Pioneering Afro-Transcendalist and Ambient music icon Laraaji is releasing Moon Piano, a companion volume to the Sun Piano album on Brian Eno's All Saints Records. It was recorded at the same session in a Brooklyn Church. Whereas the former record lent itself to the more uplifting side of Laraaji's keyboard improvisations, Moon Piano explores the more introspective and minimal pieces captured by Jeff Zeigler (Kurt Vile, The War On Drugs, Mary Lattimore) and edited by Christian Havins (Dallas Acid). I'm hoping you'll consider covering this release via album review. I'm glad to send a DL or physical copy upon request. In the meanwhile you can listen here: https://soundcloud.com/all-saints-records/sets/laraaji-moon-piano/s-9Xy6cCQcd7U
Laraaji describes this set of tracks as "Contemplative sound painting, embracing quiet tranquil unfolding of nurturing reflection". In a recent interview with Aquarium Drunkard, Laraaji described the improvisatory process of making both piano albums: "I'd sit down, touch the piano and through free association, also blending it with my prepared mental state, I was able to tune in and affirm my highest sense of presence. The piano became an instrument for the imagination to suggest higher or finer worlds, to suggest a joy, euphoria, bliss, also to suggest silence, minimalism, relaxation, and contemplation. So, all of that music was spontaneous but with those influences shaping and guiding it along the way."
Whilst Moon Piano almost shades into melancholy with a contrasting nighttime vibe to Sun Piano's daytime joyfulness, certain themes from the first record reoccur - side two's "Pentatonic Smile" is a longer edit on the central riff underpinning the former album's "Temple Of New Light".
Sun Piano has been widely praised as a new phase in the new age icon's career in a wide range of influential outlets including NPR's All Songs Considered, Pitchfork, The Guardian Washington Post etc. Moon Piano is the second release in a trilogy which will culminate in an extended EP of piano/autoharp duets.
This Fall Laraaji will perform three unique livestream concerts presented by NYC's Le Poisson Rouge and NoonChorus. Attempting to mine the same improvisational spirit so present in his newest piano-based releases, each show will feature Laraaji exploring those recent themes again, riffing in real time and reaching new depths, all captured in the highest quality audio and video on LPR's beautiful corner stage.

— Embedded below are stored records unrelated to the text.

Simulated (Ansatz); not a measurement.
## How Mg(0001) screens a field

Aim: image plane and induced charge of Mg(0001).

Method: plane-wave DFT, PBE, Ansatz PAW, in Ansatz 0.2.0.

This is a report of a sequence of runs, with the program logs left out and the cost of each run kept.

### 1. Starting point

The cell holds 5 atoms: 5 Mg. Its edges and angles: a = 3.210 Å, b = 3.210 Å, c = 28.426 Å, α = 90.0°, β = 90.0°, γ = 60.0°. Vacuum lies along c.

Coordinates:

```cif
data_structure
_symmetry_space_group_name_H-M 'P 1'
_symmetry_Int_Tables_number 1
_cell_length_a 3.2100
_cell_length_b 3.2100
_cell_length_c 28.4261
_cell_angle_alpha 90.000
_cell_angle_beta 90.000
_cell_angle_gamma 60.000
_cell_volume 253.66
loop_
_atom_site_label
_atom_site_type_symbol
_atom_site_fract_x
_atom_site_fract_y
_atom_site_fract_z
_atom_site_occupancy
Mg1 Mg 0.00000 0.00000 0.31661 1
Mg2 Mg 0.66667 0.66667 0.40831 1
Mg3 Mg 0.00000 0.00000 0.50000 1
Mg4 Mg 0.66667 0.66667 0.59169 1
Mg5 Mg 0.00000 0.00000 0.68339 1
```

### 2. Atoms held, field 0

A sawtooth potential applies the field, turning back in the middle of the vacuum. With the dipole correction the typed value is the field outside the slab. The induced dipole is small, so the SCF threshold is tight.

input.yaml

Laraaji is a musician, mystic and laughter meditation practitioner based in New York City. Steeped in music from an early age, he grew up playing gospel and church music in 1950s New Jersey, and listening to R&B and jazz on the radio. To begin with he would imitate his favourite piano players, such as Fats Domino, Errol Garner, Ahmad Jamal and Oscar Peterson, before moving onto writing his own choral and doo-wop pieces whilst still in high school. From 1962 to 1964, he attended the groundbreaking Howard University in Washington DC where he studied music theory and composition with a piano major, and he met Curtis Mayfield, Donny Hathaway and Bobby Timmons. At college he took a left turn into comedy, which led him to the nightclub stand-up circuit in New York City. During this period he compered at the legendary Apollo Theater in Harlem, warming up for artists such as Barry White and Roberta Flack, appeared in a theatre production alongside a young Morgan Freeman, and had a bit part in cult film Putney Swope wih Antonio Fargas.
By the early-70s he was working at the Aquarius Coffee Shop in Park Slope, Brooklyn, and playing Fender Rhodes electric piano in a fusion band, The Winds Of Change. In the mid-70s a spiritual awakening led him to trade his guitar in for an autoharp, and he began to play more freeform, cosmically inclined improvisations on the streets of New York City. Brian Eno saw him playing one night in Washington Square Park and invited him to record an album for his seminal Ambient series (Ambient 3: Day Of Radiance, released 1980).
In the 80s Laraaji self-released a prolific series of experimental home-recorded cassette albums which were sold on the street, in psychic bookstores and new age 'head shops'. An early proponent of the DIY tape underground that is still thriving today amongst artists working in noise, synth, drone and other left-of-the-dial genres, this period of Laraaji's music has been extensively reissued in the past few years by labels such as Leaving Records, Light In The Attic and Numero Group, and is a treasure trove of tape manipulated harp jams and space age soul hymns.
In the late-80s he made the much-loved Flow Goes The Universe album for All Saints Records (produced by Michael Brook) and contributed sound system style chants to an album by Japanese dub reggae outfit Audio Active. More recently he has appeared on recordings with Pharoah Sanders, Bill Laswell and Jonathan Wilson, and released collaborative albums with a younger generation of artists including Blues Control, Sun Araw and Dallas Acid. Appreciation of his music has reached new heights in the past few years resulting in international touring and the patronage of visual artists such as Grace Wales Bonner. His most recent albums for All Saints were the related duo of Bring On The Sun and Sun Gong, produced by Carlos Niño. This also led to the remix set Sun Transformations, featuring re-interpretations of his work by contemporary beatmakers such as the late Ras G, DNTEL, Flako, Photay, and his lifelong friend, disco legend Larry Mizell.
The new piano trilogy, which started with the release of Sun Piano back in July, opens up a new chapter in Laraaji's musical history; both completing a circle that began in his childhood, and revealing a whole new side to his sound to longtime listeners, showing off a different side of his instrumental accomplishments, and an innate ability toward spontaneous composition that has been honed over many years.